Looking at someones code and this is what they have declared:

namespace {

  struct myStruct {
     int x;
     int y;
  } obj1;


..in a function I see it used like this:

myStruct& var = obj1;

(Notice namespace is anonymous.)

From how I see it used, I can not figure out why it is declared and used like this.

What does declaring it like this do differently?

Also, why is the pointer created like this rather than the traditional style shown here. i.e. myStruct *ptr;

Thank You!


Everything that's declared inside an anonymous namespace gets a unique, unknowable name, and thus cannot be referred to from any other translation unit. The anonymous namespace is thus guaranteed to be local to the current translation unit only, and never to clash with a different one.

For example, if you say namespace { int i; }, you are guaranteed that only the current translation unit sees the global i. Even if this declaration is in a header that's included in multiple, different TUs, each TU receives its own copy of the global variable (each with a different, unknowable fully-qualified name).
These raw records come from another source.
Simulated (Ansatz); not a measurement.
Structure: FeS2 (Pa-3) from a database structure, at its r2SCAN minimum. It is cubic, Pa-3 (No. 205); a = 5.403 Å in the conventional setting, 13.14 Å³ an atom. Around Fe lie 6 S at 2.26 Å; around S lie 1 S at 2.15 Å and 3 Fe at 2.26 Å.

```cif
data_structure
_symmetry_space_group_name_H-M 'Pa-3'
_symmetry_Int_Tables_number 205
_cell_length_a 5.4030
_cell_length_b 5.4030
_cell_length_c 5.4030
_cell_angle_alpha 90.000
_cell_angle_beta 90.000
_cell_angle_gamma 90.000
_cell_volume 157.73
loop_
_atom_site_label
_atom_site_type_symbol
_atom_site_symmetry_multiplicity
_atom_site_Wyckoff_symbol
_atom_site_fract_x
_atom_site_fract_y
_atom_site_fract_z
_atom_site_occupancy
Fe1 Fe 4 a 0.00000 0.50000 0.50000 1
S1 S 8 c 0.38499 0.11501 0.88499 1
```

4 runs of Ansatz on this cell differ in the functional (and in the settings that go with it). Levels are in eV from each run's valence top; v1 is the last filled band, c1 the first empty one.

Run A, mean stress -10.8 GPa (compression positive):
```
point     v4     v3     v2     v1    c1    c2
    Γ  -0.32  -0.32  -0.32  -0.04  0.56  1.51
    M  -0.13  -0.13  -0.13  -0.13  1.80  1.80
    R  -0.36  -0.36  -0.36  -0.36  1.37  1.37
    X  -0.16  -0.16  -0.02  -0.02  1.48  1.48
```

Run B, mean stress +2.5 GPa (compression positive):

The effect was similar to declaring a global object static (which gives the global object internal linkage) in C++03, where objects in the anonymous namespace may still have external linkage. In C++11, names in an unnamed namespace have internal linkage as per 3.5/4, so the effect is exactly the same for variables and functions as declaring them static – but internal linkage applies to more than just variables and functions (e.g. enums, classes, templates), so as of C++11, you should always prefer unnamed namespaces!


In C++ you are only allowed to have one definition in a given named scope. If there are multiple translation units, you are still only allowed to have one definition but the compiler won't guarantee that all definitions are, indeed, identical. That is, if you need a local type, e.g., a struct or a class you need to make sure that the definition does not conflict with another type anywhere in any other translation unit. Doing this is pretty much impossible in a large project unless you have a way to somehow locally protect your type. This is what an unnamed namespace provides: any name defined within an unnamed namespace is unique within the entire executable.


It does basically the same thing as the static keyword but doesn't actually force internal linkage. The variable is still externally linked, you just have no way of resolving its name in any other translation unit. This was necessary because template arguments must have external linkage, or at least used to require such.

var is also not a pointer, it is a reference. It's not created like other pointers because it is not one.

  • It does force internal linkage, since C++11. Jul 10 '16 at 8:31

Also, why is the pointer created like this rather than the traditional style shown here. i.e. myStruct *ptr;

It's a reference, not a pointer, that is created with myStruct& var = obj1; The same rationale applies to pointers, however. A lot of C++ programmers prefer myStruct* ptr over myStruct *ptr, myStruct& ref over myStruct &ref. The compiler doesn't care which you use. This style preference is for the reader of the code.

The reason for putting the asterisk or ampersand with the type rather than the variable is because that asterisk or ampersand is logically a part of the type. The type of ptr is pointer to myStruct. A potential problem arises with this scheme: Type* ptr1, ptr2; Because of rules inherited from C, ptr2 isn't a pointer. It's just an int.

There's an easy solution to this problem. Don't do that! In general, it is better to declare one variable per declaration, with an exception for simple things like int i,j,k; Don't mix pointers and non-pointers.